There’s no term of endearment attached, but if there were, it wouldn’t be weird. The pair, which plays music together as Mommy And Daddy, is also husband and wife. (They met at George Mason University in Fairfax, Va., in ’97 and married three years later.) Hallas and Sarratt are the sole members of the band (named after some kitty talk; “Mommy and Daddy are practicing,” Sarratt told their beloved, interruptive cat one day during practice), but the Manhattan-based duo achieves a big sound via punch-drunk vocal chants, bass grooves as deep as continental shelves and some help from its Roland JX-305 synthesizer.

“The electronic component has always been more of a necessity than anything else,” explains Hallas. “We were tired of people joining the band and dropping out. This way, we can make music, have it full-sounding and put as much time and energy as we want into it.”

The unambiguous personal relationship, fluid roles (they trade off singing, playing bass and pushing buttons), eternal bottom-end presence and synthesized beats make Mommy And Daddy appear to be a bizarro-world version of the White Stripes. But only on paper. Mommy And Daddy’s sound is a cyclone, with the ghosts of Public Image Ltd., Bikini Kill and Suicide swirling around inside. Hallas and Sarratt cull their inspiration from minimal-yet-massive-sounding sources as disparate as dub and hardcore, and they describe their love for Basement Jaxx as readily as they discuss the Misfits.

Hallas calls Mommy And Daddy’s brand of breakneck dance rock “cheerleader songs for underdogs.” The frenetic pacing and down-to-earth lyrical bent aim to connect with the audience.

“Our worst shows are the ones where people don’t move,” says Sarratt. “I’ve said, ‘Someone heckle me.’”

“We totally bust our asses onstage,” adds Hallas.

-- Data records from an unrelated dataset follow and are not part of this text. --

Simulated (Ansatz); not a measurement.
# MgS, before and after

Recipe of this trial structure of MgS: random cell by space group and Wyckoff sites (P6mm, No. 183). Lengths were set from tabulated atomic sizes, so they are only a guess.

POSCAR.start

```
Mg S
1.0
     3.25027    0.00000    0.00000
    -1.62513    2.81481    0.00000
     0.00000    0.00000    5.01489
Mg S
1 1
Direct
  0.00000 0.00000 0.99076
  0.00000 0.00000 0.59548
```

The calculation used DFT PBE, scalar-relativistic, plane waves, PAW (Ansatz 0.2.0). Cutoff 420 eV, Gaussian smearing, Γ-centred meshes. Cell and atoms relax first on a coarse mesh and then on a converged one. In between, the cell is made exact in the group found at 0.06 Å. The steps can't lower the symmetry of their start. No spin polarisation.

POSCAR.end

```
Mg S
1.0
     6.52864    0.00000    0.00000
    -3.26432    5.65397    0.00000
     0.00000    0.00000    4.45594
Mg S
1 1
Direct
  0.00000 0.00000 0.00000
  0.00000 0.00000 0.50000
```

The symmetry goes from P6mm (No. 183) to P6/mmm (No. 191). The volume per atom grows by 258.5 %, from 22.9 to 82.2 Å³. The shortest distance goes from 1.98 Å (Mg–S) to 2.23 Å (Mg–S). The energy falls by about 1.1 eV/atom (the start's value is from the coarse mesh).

Offstage, the pair recorded sophomore album Duel At Dawn (Kanine), its most fun and furious record, in one week. Hallas says one of the band’s goals is to release an LP or two a year, making the unofficial motto of Mommy And Daddy “write fast, record fast, play fast.”

Maybe add “drive fast” to that list; the lack of a drummer—or drum kit, for that matter—makes the band extremely portable when on tour. Hallas and Sarratt agree that all the time spent together in the car has only strengthened their relationship. And their love of gossip.